Copying music is hurting the industry, but not because that 12 year old girl copied some of their material for her personal amusement, but because industry didnt want to adapt for the truth of rapid digital sharing. Thats because the truth equals dead RIAA. They no longer have ANY reason to exist, unless you are Britney. Lawyers and studios you can get from the free market, with competent prize tags.
One thing the computers still cant do themselfs is the music itself (for now that is) and that equals $$, for some artists, not for RIAA or Britney.
I just cant see the invidual copying of music as a theft. Its like if i find 5 bucks from the street and keep it, am i thief? Am i stealing from the person who is now 5 bucks short? He could be unhappy, but could he blame me for that?

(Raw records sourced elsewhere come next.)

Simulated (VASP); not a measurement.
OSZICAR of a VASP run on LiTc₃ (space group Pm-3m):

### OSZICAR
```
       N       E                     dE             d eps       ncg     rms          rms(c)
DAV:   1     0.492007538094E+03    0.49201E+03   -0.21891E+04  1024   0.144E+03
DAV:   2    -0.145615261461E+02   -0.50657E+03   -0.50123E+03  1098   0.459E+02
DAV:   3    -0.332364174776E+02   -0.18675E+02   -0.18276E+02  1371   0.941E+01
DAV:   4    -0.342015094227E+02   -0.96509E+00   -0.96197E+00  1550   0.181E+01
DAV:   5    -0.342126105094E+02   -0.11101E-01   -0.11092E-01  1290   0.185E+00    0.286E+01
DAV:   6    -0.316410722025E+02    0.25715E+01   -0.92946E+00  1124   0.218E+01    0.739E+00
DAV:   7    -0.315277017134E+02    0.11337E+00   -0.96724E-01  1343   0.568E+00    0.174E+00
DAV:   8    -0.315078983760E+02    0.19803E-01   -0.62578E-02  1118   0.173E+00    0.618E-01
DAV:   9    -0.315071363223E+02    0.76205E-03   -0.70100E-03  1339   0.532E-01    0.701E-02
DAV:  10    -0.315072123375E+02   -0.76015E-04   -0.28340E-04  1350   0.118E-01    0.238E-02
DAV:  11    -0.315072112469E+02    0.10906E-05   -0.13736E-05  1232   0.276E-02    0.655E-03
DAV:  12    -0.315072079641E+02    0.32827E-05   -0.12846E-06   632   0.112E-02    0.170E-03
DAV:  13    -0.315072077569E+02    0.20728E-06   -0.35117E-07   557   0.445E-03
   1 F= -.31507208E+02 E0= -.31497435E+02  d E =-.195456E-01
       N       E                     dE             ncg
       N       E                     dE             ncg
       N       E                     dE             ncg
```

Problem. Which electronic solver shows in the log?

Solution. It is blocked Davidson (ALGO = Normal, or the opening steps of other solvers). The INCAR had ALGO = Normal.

I see music industry going down the toilet (thats where shi* belongs)eventually, big time. Thats because their retailer puppet strings were cut by p2p and people just ignored their outrageous (lets face it) prizes created by music TRUST, not by laws of competition. Now the valves for easy copying are open and it wont stop, unless they shut down network. Which they will try, trust me and sadly they even have chance of succeeding if they make their move before too many understands what the net is.
This market will crash and then change to something completely different, where the end "user" gets the recorded stuff for "free" (i mean, do you get the free TV channels for free?). The profits will be made some other way, possibly by living only with the ravenue that comes from radio plays. Good artists will be making their money from the live tours as they (to my understanding, Britney excluded) currently do. Its the RIAA that will be dying away and big monster creates a lot of havoc when it goes down. Yeah and the CD industry will go too, thats the truly sad aspect of it, theyre done nothing but their fair job. Its more easier now to get all your data via telephone line. Its the wonders of automation folks! Less people needed for same work.
What you are actually witnessing is the breakdown of monopolies, which are de facto created by branding ("Britney" or "Puff D", not "Sony"), brands which are forced to be successfull. I have nothing against brands per se, im not bothered by Nike selling shoes with double prizes, since they do it they way customers "want".
Now the Britney clones will have to start competing with eachothers. Only people who will still make big $$ are the ones with REAL talent, with 10:s of years of musical study (be it self study with bands or academic). I can have all the songs of Paco De Lucia on my HD and i still would pay big $$ to see him if he'd come to play near my area.
The same will happen to movie industry too, but later.